Solids of revolution - volume between two curves

**blackberrybees** · February 23rd 2010, 08:59 PM

The problem asks to find the volume of the region bounded between y=x^2 and y=2-x, with the region being rotated around the vertical line x=3.

This problem seems rather complex, and I have dwelled on it longer than I care to admit. Because it is rotated around the vertical axis, I gather that I must slice horizontally and integrate with respect to y, but I can't seem to get any further.

My confusion is further exacerbated by the fact that, assuming integration with respect to y, when y is between 0 and 1, the inner and outter bounds of the shape are dictated solely by the line y=x^2.
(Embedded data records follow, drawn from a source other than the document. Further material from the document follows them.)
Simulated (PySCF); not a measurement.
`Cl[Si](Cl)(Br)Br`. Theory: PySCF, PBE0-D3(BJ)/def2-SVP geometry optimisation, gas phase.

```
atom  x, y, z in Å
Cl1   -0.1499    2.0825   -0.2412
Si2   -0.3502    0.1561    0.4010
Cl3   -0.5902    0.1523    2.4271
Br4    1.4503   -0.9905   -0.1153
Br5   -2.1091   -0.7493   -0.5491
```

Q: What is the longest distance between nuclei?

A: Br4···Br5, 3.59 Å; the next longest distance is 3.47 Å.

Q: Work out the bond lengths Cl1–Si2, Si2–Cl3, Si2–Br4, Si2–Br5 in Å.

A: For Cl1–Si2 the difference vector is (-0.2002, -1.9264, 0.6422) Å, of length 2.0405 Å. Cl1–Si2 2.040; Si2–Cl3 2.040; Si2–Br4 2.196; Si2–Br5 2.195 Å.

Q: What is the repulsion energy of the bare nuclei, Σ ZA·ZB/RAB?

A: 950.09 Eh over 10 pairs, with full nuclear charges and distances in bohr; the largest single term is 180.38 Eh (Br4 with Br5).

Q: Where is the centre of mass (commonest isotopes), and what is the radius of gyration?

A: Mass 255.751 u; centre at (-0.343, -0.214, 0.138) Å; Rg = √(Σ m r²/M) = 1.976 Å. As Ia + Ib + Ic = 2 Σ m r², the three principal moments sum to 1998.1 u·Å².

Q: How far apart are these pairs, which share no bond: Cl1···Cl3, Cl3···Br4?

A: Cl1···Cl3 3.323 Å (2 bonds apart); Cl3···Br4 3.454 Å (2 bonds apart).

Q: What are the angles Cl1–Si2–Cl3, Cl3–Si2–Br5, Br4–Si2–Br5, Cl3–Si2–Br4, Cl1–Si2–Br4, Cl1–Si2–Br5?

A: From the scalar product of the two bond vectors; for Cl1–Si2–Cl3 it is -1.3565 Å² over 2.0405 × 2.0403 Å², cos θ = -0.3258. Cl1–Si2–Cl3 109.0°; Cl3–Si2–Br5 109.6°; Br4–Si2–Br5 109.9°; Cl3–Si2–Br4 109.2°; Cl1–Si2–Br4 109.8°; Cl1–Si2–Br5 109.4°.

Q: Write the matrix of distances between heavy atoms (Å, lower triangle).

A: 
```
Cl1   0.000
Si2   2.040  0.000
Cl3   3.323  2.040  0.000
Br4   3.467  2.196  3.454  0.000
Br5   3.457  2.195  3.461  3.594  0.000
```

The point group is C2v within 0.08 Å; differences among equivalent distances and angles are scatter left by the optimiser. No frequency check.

Is there some way that I am overlooking to integrate with respect to x? I am so confused!

Thank you in advance for any assistance.

**drumist** · February 23rd 2010, 09:37 PM

It's possible to work the problem by "slicing" either vertically or horizontally, as long as you know the way to do it in each case. In this problem, it makes sense to slice vertically because you can define it as a single region instead of having to divide it into multiple regions, like you noticed.

Basically when dealing with rotation problems like this, the method used is determined by whether the axis of rotation (in this problem, x=3) and the direction you are slicing the region (in this problem, vertical) are parallel or perpendicular.

If they are parallel, you use the cylindrical shells method. Imagine what a single vertical "slice" of the region looks like when you revolve it about the line x=3. You get a cylinder shape. Try to define the surface area of that single cylindrical shell in terms of x.

$A = 2 \pi r h = 2 \pi (3-x) (2-x-x^2)$

Then, our volume will be:

$V = \int A \, dx = 2 \pi \int_{-2}^1 (3-x)(2-x-x^2) \, dx$

**blackberrybees** · February 23rd 2010, 10:14 PM

Thank you kindly, friend. Given the point that we are at in my calculus course, I was thinking that it was intended that we solve this without using the shells method, so I wasn't even considering it.

It seems, however, that this is the only sensible way to go about it.

**drumist** · February 23rd 2010, 10:25 PM

If you do it the other way, then you just have to define it into the two regions and add up the two separate volumes. For the one you asked about, between y=0 and y=1, you would define the upper bound as $x=\sqrt{y}$ and the lower bound as $x=-\sqrt{y}$ . Which makes the outside radius $3-(-\sqrt{y}) = 3+\sqrt{y}$ and the inside radius is $3-\sqrt{y}$ .

So, your resulting volume would be like:

$V=\pi \int_0^1 \left[ \left(3+\sqrt{y}\right)^2 - \left(3-\sqrt{y}\right)^2 \right] dy + \pi \int_1^4 \left[ \left(3+\sqrt{y}\right)^2 - (1+y)^2 \right] dy$

It looks a bit more messy but it's still workable.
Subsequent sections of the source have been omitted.